Last June, Wakil rushed to the al-Zahra mosque when it was attacked by an Islamic State suicide bomber. Four people were killed and several were injured, including a man Wakil carried out of the burning mosque on his back. The year before, during the attack on the Karte Sakhi shrine, Wakil appeared in what was to become an iconic photograph (included here at the top of this story). He was covered in blood, carrying a wounded girl away from the carnage.

But now, Mehrzad’s Uncle Wakil is dead, and so is his uncle Muhammad Hussain Allahdad, and so is Mehrzad’s father, Gulam Sakhi Allahdad. And now his mother Toor Pekai Mehrzad, and his sisters Hamida, 29, Nooria, 19, and Shahra, 17, have no one to take care of them except Mehrzad, a former Canadian Forces interpreter and cultural adviser who now lives in Ottawa with a wife and two children, and works in an auto body shop.

For the time being, all Mehrzad knows about what the future holds is he will stay with his mother and his sisters for three weeks, and then he has to be back at work. After that, the future is not so clear.

“I am a Canadian now,” Mehrzad said. “The Canadian government is my government now, and I am asking them to help the poor people now, to do something to help the Hazara people.”

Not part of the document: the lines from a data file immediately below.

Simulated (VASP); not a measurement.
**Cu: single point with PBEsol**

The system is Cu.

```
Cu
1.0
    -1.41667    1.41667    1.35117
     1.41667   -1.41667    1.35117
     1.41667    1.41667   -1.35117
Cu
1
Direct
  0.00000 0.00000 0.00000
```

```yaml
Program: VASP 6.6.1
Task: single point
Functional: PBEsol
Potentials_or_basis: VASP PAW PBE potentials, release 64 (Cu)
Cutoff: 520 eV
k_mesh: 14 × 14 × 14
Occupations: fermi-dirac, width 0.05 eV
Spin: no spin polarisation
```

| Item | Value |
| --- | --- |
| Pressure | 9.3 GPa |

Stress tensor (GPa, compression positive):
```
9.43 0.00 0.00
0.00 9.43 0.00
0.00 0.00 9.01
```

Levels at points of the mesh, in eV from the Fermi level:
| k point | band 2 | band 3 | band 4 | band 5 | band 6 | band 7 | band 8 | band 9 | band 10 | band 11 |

By the time Canada’s “combat mission” ended in 2011, 158 Canadian soldiers, a diplomat and a journalist had lost their lives in Afghanistan.Those deaths should not be for nothing, Mehrzad said.

“I feel so sorry for the Canadian soldiers and their families. All they wanted was to bring peace to Afghanistan, and in front of my eyes they lost so many soldiers, those families. And now it is the same as my father, who is gone.”